19. Citing penal statistics she said that the percentage of accused
persons sentenced to prison terms had risen since the submission
of the initial report and currently stood at 10 per cent. The data
related to the various penal establishments, which numbered 13 in
all since the recent transfer of the Regional Peniteniary Establishment
of San Pedro to the responsibility of the Ministry of Justice. As
the budgetary situation improved, the Directorate-General of Penal
Institutions attached to the Ministry, would also take charge of
other penal centres currently the responsibility of the National
Police.
20. With the coming into power of the new Government in March 1999,
a Commission for the Reform of the Penitentiary System had been
established and was completely remodelling the system on true rehabilitation
principles. As one of the major problems was overcrowding and inactivity,
additional penitentiary facilities would be required if the judicial
reforms were to be implemented successfully. Several new centres
were being built and two would be completed by the end of the year
2000, although shortage of budgetary resources for construction
due to the national economic recession was retarding the implementation
of the reforms.
21. One of the first results of the reforms introduced was the transfer
of young offenders from the Panchito López Correctional Centre
to a new Comprehensive Educational Centre under the Directorate
of Protection for Minors. A penitentiary school to be established
at that Centre in June of the current year would train prison officers
in the subject of human rights legislation.

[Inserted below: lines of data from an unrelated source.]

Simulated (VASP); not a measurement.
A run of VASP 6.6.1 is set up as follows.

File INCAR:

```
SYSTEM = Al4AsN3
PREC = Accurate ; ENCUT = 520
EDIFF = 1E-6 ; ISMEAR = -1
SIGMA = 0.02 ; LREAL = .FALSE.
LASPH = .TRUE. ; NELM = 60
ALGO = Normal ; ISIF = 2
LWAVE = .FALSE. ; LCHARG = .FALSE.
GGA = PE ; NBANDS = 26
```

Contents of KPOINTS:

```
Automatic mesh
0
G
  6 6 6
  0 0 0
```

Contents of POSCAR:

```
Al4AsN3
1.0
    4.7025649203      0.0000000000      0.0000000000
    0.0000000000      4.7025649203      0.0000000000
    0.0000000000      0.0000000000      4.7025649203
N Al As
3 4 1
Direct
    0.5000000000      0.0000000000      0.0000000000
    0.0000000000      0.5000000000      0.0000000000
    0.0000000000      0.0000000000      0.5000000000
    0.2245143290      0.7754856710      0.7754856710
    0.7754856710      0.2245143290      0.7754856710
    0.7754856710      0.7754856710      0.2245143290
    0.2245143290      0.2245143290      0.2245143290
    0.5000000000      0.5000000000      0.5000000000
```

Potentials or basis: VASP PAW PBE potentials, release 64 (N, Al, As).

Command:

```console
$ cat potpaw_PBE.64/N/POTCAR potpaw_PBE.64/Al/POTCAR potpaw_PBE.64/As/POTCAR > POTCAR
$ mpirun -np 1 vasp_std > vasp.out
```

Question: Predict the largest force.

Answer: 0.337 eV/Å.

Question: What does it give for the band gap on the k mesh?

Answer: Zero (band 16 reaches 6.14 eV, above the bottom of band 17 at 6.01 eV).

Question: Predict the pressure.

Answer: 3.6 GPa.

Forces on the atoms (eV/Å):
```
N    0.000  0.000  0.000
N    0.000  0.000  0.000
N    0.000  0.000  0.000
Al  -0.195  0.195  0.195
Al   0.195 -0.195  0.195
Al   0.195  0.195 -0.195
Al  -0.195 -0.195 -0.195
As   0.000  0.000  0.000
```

22. The serving of minimum sentences continued
to be the method used to ensure that people could leave prison as
soon as possible, owing to the slowness of the old penal procedure,
though it was by no means an established institution. It was hoped
that the situation would be improved as a result of the changes
made to the judicial system.
23. Although the new Code of Criminal Procedure established a time
limit for the duration of trials, it did not apply to torture and
other crimes against humanity, since under the Constitution and
the international human rights instruments ratified by the country,
which had precedence over national legislation, they were imprescriptible.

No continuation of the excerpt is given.